“Superboy” is currently one of those middle-of-the-road fun comics. Is it great? Not really. Is it bad? Certainly not. Is it dependable and enjoyable? Absolutely.
Scott Lobdell’s continued his more or less complete restart of the Superboy character by having him finally out from the N.O.W.H.E.R.E. labs, dealing with a pair of convenience store killers. In terms of pacing, it’s still a little slow; Superboy’s just now starting to experience the real world, not quite understanding its limitations, and inevitably ending back over at N.O.W.H.E.R.E. once again. It’s the sort of momentum that can work well in a big 250-page work because it’s such a small fraction of the greater picture, but in a serialized format it runs the risk of irritating those who want a bit more of a zing to each individual issue.
It’s that same pacing that hits the other characters, too. Rose Wilson is in the process of getting repositioned for a new purpose within the comic, but we’ve yet to actually see what that new role will be. And likewise, Red’s identity is finally revealed (in more ways than one, with an homage to one of J. Scott Campbell’s favorite things to do to Caitlin Fairchild back in the day), except that just about every reader figured it out in “Superboy” #1 or #2. Once again it’s not bad, but it’s hard to keep from feeling that this could have moved a bit faster.

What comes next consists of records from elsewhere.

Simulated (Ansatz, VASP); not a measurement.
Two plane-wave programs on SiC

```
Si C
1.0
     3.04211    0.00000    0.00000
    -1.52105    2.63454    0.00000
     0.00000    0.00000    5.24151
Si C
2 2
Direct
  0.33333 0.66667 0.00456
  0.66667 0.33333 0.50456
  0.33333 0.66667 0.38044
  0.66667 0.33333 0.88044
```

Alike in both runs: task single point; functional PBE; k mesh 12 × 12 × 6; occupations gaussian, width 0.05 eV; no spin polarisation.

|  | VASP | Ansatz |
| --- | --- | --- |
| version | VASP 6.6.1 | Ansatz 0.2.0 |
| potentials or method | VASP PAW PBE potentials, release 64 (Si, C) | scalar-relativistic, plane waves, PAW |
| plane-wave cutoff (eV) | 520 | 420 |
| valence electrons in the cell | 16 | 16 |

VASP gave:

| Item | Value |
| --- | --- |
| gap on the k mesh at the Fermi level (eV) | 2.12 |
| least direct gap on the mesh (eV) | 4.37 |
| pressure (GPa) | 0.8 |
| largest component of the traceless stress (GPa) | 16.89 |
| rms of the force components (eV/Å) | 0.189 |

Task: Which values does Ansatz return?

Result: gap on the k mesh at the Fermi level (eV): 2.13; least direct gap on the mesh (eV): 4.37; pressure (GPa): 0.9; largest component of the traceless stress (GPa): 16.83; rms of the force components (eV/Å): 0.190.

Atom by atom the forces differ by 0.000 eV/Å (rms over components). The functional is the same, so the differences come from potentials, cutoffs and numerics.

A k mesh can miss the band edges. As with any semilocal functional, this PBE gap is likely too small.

On the other hand, the pace is just right for R.B. Silva’s pencils, which continue to attract me as a reader. I adore his smooth, well rounded character designs, and he can do so much with even the smallest of character moments. Superboy’s sudden wide-eyed expression when he thinks about how the V.R. program was less complicated — even though we only get half of his face on the panel — is hysterical even as it gives us a great little character moment, for example. And something as simple as a hairstyle is well-executed; I love the female half of the convenience store robber’s long, carefully-drawn braids, or the slightly tousled haircut for Superboy. We only get a little in the way of inventive layouts, but that said I adore the circles all over the double-page spread of Superboy fighting the fire elemental. It’s inventive and easy to follow, but most of all it’s just attractive to look at.
“Superboy” is the sort of book that I suspect will attract itself more to fans of the character than casual readers, but it’s not a bad little book. I do think it needs a stronger hook to bring in those casual readers, and a slightly faster pace could probably do it. Until that happens, though, it’s still a good book. Just not great. At least, not yet.